A Shadowsocks plugin that obfuscates the traffic as normal HTTPS traffic to non-blocked websites through domain fronting and disguises the proxy server as a normal webserver.

This software has been proven stable but it's not frequently maintained. Please check out the upgrade to this project Cloak, which provides 10% to 50% faster web page loading with multi-user support

The fundamental idea of obfuscating shadowsocks traffic as TLS traffic is not original. simple-obfs and ShadowsocksR's tls1.2_ticket_auth mode have shown this to be effective. This plugin has made improvements so that the goal of this plugin is to make indiscriminate blocking of HTTPS servers (or even IP ranges) with high traffic the only effective way of stopping people from using shadowsocks.

Beyond the benefit of bypassing the firewall, it can also cheat traffic restrictions imposed by ISP. See here.

This plugin has been tested on amd64 and arm Linux and amd64 Windows. It uses about the same CPU and memory as shadowsocks-libev (which is very little), and has almost no transmission overhead added on top of shadowsocks.

Download

Download the binaries here

or if you are deploying it on a server, you can use the automated script here.

Build

gq-client requires go1.11+. gq-server doesn't require any particularly new version of go.

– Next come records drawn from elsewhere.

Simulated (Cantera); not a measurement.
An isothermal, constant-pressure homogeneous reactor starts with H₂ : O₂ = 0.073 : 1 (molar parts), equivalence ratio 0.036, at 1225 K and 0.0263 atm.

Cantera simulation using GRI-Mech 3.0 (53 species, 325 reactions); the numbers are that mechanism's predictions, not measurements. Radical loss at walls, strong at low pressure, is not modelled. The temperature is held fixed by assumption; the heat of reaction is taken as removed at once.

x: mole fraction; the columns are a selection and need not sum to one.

make client or make server

or use the automated script here to build shadowsocks-libev and GoQuiet server from source.

Usage

Change the key in config file before using it. It can be the same as shadowsocks' password

You can check Instructions for Windows users

Plugin mode

For server:

ss-server -c <path-to-ss-config> --plugin <path-to-gq-server-binary> --plugin-opts "<path-to-gqserver.json>"

For client:

ss-local -c <path-to-ss-config> --plugin <path-to-gq-client-binary> --plugin-opts "<path-to-gqclient.json>"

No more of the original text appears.